Return to Revisions

4 of 14

Remove duplicated word

edited Jan 22, 2024 at 8:01

88.4k
14
104
327

(This isn't so much a code-review as what I was going to comment on other answers that mentioned optimized asm libc implementation of memchr and so on. And/or how I'd go about solving it, especially in non-portable C that could use <immintrin.h> or <arm_neon.h>. It's disappointing that compilers are almost completely unable to make truly efficient code from simple source like yours for simple problems like these.)
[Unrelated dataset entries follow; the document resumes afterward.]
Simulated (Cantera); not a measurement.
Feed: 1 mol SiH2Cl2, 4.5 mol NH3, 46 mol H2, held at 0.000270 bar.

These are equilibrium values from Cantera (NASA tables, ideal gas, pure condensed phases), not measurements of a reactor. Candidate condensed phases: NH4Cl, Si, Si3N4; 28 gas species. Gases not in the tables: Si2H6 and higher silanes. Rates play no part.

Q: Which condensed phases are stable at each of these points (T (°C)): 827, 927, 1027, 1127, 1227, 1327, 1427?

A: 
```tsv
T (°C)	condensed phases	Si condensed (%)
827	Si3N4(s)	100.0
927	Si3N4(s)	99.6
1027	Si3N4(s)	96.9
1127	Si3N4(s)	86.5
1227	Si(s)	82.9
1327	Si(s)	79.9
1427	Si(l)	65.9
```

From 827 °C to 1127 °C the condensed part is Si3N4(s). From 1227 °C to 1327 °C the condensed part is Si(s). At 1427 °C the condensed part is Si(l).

Performance of brute-force loops

There's no portable way with C to take full advantage of the SIMD brute force modern CPUs can apply to problems like this, comparing 16 or 32 bytes at once and doing one test/branch to check for any matches. For non-huge problems, carefully applied brute-force should be very good, like for strings that stay hot in L2 cache. (often 256K on older CPUs, 1M or larger on some recent x86). You have the option of building some index data structures, but depending on typical queries (how far we have to scan to get a match), it might not be worth it if we could write a program that was anywhere near as good as what we could do with x86 AVX2 or AArch64 ASIMD intrinsics (or hand-written asm).

(SIMD = Single Instruction Multiple Data, like SSE2 pcmpeqb to do 16 byte-compares with one instruction that modern CPUs can run at 3 per clock cycle, not much worse than integer add. Processing the results so we can branch on them is non-trivial and should be amortized over multiple SIMD vectors if we don't expect a match very soon. See Why does glibc's strlen need to be so complicated to run quickly? for discussion of both the the SIMD hand-written asm it uses on x86, and the "portable" bithack long-at-a-time C version (but not really; strict-aliasing UB) used as a fallback on a few targets like MIPS.)

Current compilers unfortunately won't auto-vectorize loops whose iteration-count couldn't be calculated ahead of the first iteration. So that rules out search loops that have an early-out. Library implementations of memchr and strchr using hand-written asm can go 16 or 32x faster than current compilers with byte-at-a-time C, on typical x86 with AVX2. (glibc detects CPU features at run time, so can also take advantage of AVX2 in a program compiled without -march=native).

Take advantage of hand-written asm library functions

C's library exposes a few of the things one can do fast in non-portable asm, like finding the position of a given byte (memchr). Unfortunately missing some very useful things, like position of the first mismatch between two strings / arrays, but fortunately we don't need that.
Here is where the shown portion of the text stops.